Review of "San Antonio On Wheels" by Hugh Hemphill
By Ed Conroy, Special to the San Antonio Express-News

Ed Conroy is a San Antonio writer and development
director for the Southwest School of Art & Craft.

Published in the San Antonio Express News on Sunday 6/28/09

Hugh Hemphill's magnificent obsession with transportation has led him, as might well be expected, to produce a richly textured account of the evolution of wheeled transport on San Antonio's streets, and the town's transformation by the automobile.

As manager of the Texas Transportation Museum, and a lifetime enthusiast for cars and trains, Hemphill is uniquely qualified to tell this tale, and he obviously takes great pleasure in doing so.

"San Antonio on Wheels" is clearly the product of a significant amount of archival research — for the level of historical documentation and anecdotal detail he brings to this work is amazing, and often fascinating.

For example, after a short introduction paying homage to the heritage of horses, oxen and mules as bearers of four-wheeled vehicles, Hemphill informs us that, in 1901, when the first gasoline-powered "horseless carriage" came to town, there were 65 blacksmiths, three carriage painters and trimmers, four wagon makers and vendors (whom he names), 10 livery stables, and nine harness and saddle outlets.

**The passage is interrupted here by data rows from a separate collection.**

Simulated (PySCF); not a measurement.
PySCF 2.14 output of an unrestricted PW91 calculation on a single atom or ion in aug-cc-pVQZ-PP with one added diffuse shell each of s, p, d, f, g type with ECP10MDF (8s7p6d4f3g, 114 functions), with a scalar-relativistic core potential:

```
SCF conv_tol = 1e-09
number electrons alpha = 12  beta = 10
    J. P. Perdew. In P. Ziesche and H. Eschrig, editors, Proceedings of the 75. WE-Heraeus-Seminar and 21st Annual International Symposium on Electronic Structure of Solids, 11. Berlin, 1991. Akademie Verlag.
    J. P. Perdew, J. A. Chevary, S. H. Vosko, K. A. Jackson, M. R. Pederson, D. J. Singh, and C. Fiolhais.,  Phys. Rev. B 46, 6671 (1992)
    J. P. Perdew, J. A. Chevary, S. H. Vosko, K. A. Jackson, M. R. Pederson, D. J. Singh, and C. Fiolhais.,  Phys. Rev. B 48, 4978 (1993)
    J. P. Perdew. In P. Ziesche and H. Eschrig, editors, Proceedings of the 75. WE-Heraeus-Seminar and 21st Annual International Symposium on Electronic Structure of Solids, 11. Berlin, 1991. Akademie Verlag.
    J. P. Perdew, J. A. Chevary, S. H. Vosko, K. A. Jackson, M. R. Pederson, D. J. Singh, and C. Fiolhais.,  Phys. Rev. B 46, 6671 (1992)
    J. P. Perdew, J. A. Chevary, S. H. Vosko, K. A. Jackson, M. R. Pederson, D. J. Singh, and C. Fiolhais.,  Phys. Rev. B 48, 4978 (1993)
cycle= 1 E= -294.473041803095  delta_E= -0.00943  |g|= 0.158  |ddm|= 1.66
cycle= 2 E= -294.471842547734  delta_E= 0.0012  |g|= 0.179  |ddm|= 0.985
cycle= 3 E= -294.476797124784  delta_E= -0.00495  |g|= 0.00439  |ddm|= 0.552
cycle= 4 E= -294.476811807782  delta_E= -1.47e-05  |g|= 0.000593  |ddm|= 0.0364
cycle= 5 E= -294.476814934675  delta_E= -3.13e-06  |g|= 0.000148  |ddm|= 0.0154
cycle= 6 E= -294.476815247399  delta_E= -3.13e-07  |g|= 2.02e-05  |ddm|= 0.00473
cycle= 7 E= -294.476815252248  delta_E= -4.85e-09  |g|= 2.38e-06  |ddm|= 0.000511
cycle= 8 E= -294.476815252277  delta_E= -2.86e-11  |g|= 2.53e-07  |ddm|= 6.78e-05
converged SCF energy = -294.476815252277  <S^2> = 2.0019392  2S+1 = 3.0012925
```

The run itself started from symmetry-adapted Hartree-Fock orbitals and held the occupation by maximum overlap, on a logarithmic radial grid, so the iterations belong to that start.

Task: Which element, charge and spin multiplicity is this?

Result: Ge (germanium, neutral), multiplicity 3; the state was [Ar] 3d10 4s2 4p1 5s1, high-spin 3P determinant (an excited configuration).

Hemphill's attention to detail gets full throttle in his subsequent chapters on bicycles, velocipedes (an early kind of bicycle or tricycle) and high wheelers; horseless carriages proper; the selling, racing and building of automobiles in San Antonio; streetcars, fire engines and trucks; and his ode to the open road, titled "Driving Beyond San Antonio."

Through a wonderful marriage of the book's generally very good photos of early bicycle and auto enthusiasts, dealers and racers with his carefully organized text, Hemphill constructs an engaging narrative that brings the early days of motorized transport to life.

For San Antonians whose family histories go back generations, the book will be of particular interest, for Hemphill provides personal introductions to the people who made the transportation revolution happen in the Alamo City, and the stories of their own cars and car trips.

On Page 9, for example, we see two 1898 photos of Lewis Birdsong at the Roach & Barnes bicycle shop on West Commerce Street. On Page 19, a sharply focused 1910 photo shows the formally dressed Birdsong, now a dealer in Maxwell's, seated behind the wheel of an elegant Sports Roadster. Birdsong was both a noted auto dealer and racer.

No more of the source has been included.